DETROIT—Shares of the sealing and fluid handling systems supplier are up more than 10 percent on the year with no sign of slumping. Cooper-Standard's offerings aren't as sexy as the technology that dominates front pages—autonomous-driving systems, in-dash interfaces or electrification—but it sells, and Wall Street is taking notice.
Cooper-Standard Holdings Inc., the parent company based in suburban Detroit, posted first-quarter net income of $30.6 million, a 46 percent rise driven by an acquisition and revenue of $862.5 million.
North American sales rose 7.7 percent in the quarter, but the company's expansion in Asia continues to bolster its bottom line. Cooper-Standard saw a 48.3 percent spike in Asian sales in the quarter, driven in part by its acquisition of Chinese joint venture Huayu-Cooper Standard Sealing Systems Co.
CEO Jeffrey Edwards aimed to diversify the supplier's geographical footprint and increase r&d when he came to Cooper-Standard from Johnson Controls Inc. in 2012.
Reporter Dustin Walsh of Crain's Detroit Business, an affiliate of Automotive News, sat down with Edwards to discuss the company's growth and how it plans to continue it.
What were the problems that needed solving when you arrived at Cooper-Standard?
We had some footprint challenges in China, Europe and India. We simply had a hole in those regions. We've since resolved that, and now we're positioned like other major tier-one suppliers around the world.
China's growth is slowing. How strategic is it to your growth?
We're growing at 1.4 to 1.5 times the industry growth rate. China is a major reason. Our (compound annual growth rate) in China is 29 percent. It was at $200 million in 2013, and we expect to reach $600 million by the end of next year and reach $1 billion by 2021 or so. North America is now our third-largest market. We're naturally hedged against economic headwinds.
Cooper-Standard makes fluid lines and seals. Those products don't get much play in an age of self-driving and electric cars. Where does Cooper-Standard fit in?
The products we make go on all of the 88 million units (passenger cars) being produced today. While we're not directly part of the megatrends, all those cars require our products. While we may not make the front pages in the news, our technology is in serious demand.
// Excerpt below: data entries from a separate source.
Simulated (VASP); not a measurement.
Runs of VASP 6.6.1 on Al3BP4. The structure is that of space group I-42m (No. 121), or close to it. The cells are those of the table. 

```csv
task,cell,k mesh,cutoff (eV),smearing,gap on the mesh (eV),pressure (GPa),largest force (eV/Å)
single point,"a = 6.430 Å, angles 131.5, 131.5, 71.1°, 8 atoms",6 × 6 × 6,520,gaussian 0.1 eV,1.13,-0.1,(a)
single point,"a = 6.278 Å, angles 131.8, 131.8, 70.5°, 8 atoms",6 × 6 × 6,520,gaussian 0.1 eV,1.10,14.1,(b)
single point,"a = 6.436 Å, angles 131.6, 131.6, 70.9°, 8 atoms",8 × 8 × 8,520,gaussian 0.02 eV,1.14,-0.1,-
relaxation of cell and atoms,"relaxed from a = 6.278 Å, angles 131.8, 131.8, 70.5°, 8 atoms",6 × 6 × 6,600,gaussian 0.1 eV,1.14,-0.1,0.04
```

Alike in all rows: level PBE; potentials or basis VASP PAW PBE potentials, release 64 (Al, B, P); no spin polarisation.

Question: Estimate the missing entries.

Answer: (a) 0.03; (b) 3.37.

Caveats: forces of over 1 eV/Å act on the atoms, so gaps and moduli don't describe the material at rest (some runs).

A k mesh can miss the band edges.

Is R&D as critical for Cooper-Standard as other suppliers?
Depending on where you are in the industry, risk and requirement to invest go up. I think our risk is less. We're the material science experts. We control the labs. We never saw ourselves being eliminated from the food chain, but someone can come by and innovate you out quickly. That risk is real. When I came here, we were at 5 percent ROIC (return on invested capital). We're now at 10.4 percent ROIC and will far exceed 14 percent by 2018. We reinvest strategically.
What's the result?
We've set out to transform the automotive sealing space. We think we've done that with Fortrex. It's still an oil-based sealing system, but it's 30 percent to 40 percent lighter. It won't fade and crack with the conditions (and) will maintain showroom quality regardless of the environment. Everyone is asking for technology to take out weight. We think we can save 12 pounds to 15 pounds per vehicle in large SUVs.
How do you think that product will perform for the company?
We've now entered into 10 development agreements and four pre-production orders. We believe we'll quote $250 million with this technology for the 2018-19 model years. We're targeting global platforms with 1 million to 3 million units per order.
You sit on the executive committee for the National Association of Manufacturers. What's the greatest threat to manufacturing right now?
We want a competitive playing field. Tax reform needs to be addressed. We have a tremendous opportunity if we can get a competitive (corporate) tax rate, leverage our country's energy advantage and get STEM education to be on par with other countries. It's naive to think these areas aren't causing headwinds for all businesses.